Tim Miller in cockpit, flighting FA/18, other planes can be seen on either side of Miller
Tim Miller navigating his F/A-18 along with other Squadron fighter pilots

What led you to pursue your MBA at this point in your career? 

T. Myland: I have wanted to pursue an MBA since I was an undergrad. I knew that it was the next logical step after the military to jumpstart a civilian career. Furthermore, I have always admired the entrepreneurial spirit of many of my family members who run successful businesses. I wanted to have some skills to make that a reality for myself.

T. Miller: As my active-duty service came to an end, I had, at best, a grainy vision of what my career path was going to be moving forward. I’d always planned to attend graduate school when my time in the military came to an end. The longer I stayed, the more important that plan became.

I knew a few things for certain:

  • I was passionate and could not be more ready to move into this next phase of my career.
  • Mentorship, guidance and an immersion into the current business lexicon and fundamentals were critical to someone in my position.
  • My experiences in the military enabled me to contribute a unique perspective to a collaborative learning environment focused on leadership.

What reflections do you have about the skillset you learned in the military and how you now use it in the business world? 

T. Myland: I am still on active duty so I cannot answer that question definitively yet, but I can say that the skills of risk management, decision-making under stress, and leading by example should translate well to a civilian job.

T. Miller: There is certainly a long list, but they all build on a bedrock of grit. I am most reflectively thankful for how the various challenges enhanced my relationship with grit. Really hard, amazing things require passion and perseverance—remembering that (daily)—is the essence of grit. I am convinced every service member leaves with an extremely valuable appreciation of this truth.

Tim Myland with his wife Sarah near his FA/18
Tim Myland with his wife Sarah

What’s your favorite memory from your time in the service? 

T. Myland: Being awarded the Charles Nelson Junior Officer Leadership Award at my fleet squadron. This was an award given to the Junior Officer in the fighter squadron who best epitomized leadership by example.   

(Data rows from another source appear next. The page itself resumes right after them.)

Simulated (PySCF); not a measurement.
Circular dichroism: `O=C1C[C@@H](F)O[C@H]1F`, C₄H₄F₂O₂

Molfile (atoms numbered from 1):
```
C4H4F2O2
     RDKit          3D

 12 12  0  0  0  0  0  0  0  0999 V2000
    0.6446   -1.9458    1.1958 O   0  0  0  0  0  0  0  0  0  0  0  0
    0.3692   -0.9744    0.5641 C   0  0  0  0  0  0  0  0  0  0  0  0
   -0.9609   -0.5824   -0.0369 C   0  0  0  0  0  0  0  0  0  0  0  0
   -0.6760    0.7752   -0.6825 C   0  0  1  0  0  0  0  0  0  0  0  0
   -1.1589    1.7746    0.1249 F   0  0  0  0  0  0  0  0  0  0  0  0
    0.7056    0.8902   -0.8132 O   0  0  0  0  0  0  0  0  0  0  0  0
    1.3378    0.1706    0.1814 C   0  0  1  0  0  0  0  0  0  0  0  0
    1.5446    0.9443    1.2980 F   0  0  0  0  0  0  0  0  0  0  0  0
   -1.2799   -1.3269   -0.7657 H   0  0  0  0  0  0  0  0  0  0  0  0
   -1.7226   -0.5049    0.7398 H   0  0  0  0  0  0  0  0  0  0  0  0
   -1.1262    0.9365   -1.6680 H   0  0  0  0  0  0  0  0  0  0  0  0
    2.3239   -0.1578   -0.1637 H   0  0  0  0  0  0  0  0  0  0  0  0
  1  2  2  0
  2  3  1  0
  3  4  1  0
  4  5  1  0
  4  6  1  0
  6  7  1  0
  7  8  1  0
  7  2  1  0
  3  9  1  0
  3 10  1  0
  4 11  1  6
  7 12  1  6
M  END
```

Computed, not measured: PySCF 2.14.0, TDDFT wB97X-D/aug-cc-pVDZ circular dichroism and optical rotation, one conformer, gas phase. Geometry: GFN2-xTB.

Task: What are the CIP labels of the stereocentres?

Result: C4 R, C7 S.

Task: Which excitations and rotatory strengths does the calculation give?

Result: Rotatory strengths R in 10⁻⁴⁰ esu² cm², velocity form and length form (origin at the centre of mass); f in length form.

T. Miller: When I met my son for the first time. I was deployed while he was born, and he was our first. By the time I made it home, he was a little over 5 months old. It was magic.

Tim Miller. a student in the Weekend Executive MBA program at Duke University's Fuqua School of Business, with his family, standing in front of a military aircraft
Tim Miller with his wife Sara and their three children

What advice do you have for other veterans pursuing their MBA? 

T. Myland: Work hard and be open to new experiences. Do not be afraid to network! It is imperative to build networking as a skillset. The military network is the greatest network in the world. Service members are always willing to help a fellow veteran out.

T. Miller: Do it! It has been everything I had hoped for and more.

As I reflect on the insights shared by Tim and Tim, I’m drawn to what they both said about being guiding lights. I love that they both support the skillsets veterans bring to the workforce and really encourage our classmates to recognize their valuable qualities. A small percentage of Americans have served in the military, and it’s an honor and a privilege to say that I’m one of them, alongside heroes like Tim Myland and Tim Miller—two great guys with the best of intentions.